A CRACKER – JACK OPINION: FROM CAPE YORK TO SOUTH CAPE – NO SWEAT –

‘The whole claim of sovereignty and ownership on the basis of terra nullius was manifestly based on a misreading of Australian circumstances, not that this prevented Phillip from hoisting the Union Jack in 1788 and expropriating the owners of Sydney Cove.

Not until the High Court gave its Mabo judgement in 1992 was there a legal recognition that Aborigines had owned and possessed their traditional  lands. A similar recognition of prior or continuing sovereignty has yet to occur’. Stuart Mac Intyre, A Concise History of Australia, Melbourne University Press, 2004

1770:  August 22, Possession Island: Lieutenant James Cook RN, in the name of King George III of England on 22 August 1770, claimed ‘discovery’ of the entire eastern coast of New Holland (Australia) ‘from Cape York…in the most northern extremity…to South Cape’.

‘Discovery gave what was termed an inchoate title which could only be developed further by actual occupation. This had been established well before 1788.

Hugo Grotius [1538-1645] remarking that an act of discovery was sufficient to give clear title to ‘sovereignty only when it is  accompanied by actual possession’. Henry Reynolds, Aboriginal Sovereignty, Three Nations, One Australia, Allen and Unwin, 1996

In 1771 James Cook returned to England from Endeavour’s  Pacific voyage (1768-1771).

He  reported; ‘the natives of the country live in Tranquillity which is not disturb’d by the inequality of condition.

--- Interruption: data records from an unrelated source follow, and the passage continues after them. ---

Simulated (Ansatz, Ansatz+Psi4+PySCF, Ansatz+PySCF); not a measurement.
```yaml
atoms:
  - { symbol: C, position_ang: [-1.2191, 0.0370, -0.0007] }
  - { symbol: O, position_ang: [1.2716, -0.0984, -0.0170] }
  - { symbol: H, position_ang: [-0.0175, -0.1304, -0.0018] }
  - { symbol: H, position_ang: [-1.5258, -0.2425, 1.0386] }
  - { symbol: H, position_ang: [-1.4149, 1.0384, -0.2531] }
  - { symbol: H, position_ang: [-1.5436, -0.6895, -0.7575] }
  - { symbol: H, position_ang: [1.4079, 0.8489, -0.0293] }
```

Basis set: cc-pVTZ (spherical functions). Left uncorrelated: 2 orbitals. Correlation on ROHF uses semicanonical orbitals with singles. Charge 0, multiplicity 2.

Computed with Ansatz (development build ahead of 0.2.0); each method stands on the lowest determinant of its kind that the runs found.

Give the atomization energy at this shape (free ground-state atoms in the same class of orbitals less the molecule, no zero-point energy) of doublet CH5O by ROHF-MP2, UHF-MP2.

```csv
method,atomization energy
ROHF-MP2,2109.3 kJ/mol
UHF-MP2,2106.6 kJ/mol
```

The Earth and Sea of its accord furnished them with all the things necessary for life: they covet not magnificent Houses, household stuff etc. They sleep as sound in a small hovel or even in the open as the King in His Pallace on a Bed of down’. Lieutenant James Cook, Endeavour Journal

Clearly ‘the natives of the country’  were in ‘actual possession’ of New Holland when Cook claimed discovery of that territory.

Britain had a problem as international law of the 18th century dictated; ‘only if uninhabited could one country take possession of another country, claim ownership for itself and share it out among its own people’.

Great Britain under the premiership of the younger [William] Pitt (1783-1806)…asserted rights were conferred by effective occupation. Effective occupation as the title to new lands had been an English doctrine consistently enforced since colonization began. J.A. Williamson, Cook and the Opening of the Pacific, Cambridge University Press, 1946.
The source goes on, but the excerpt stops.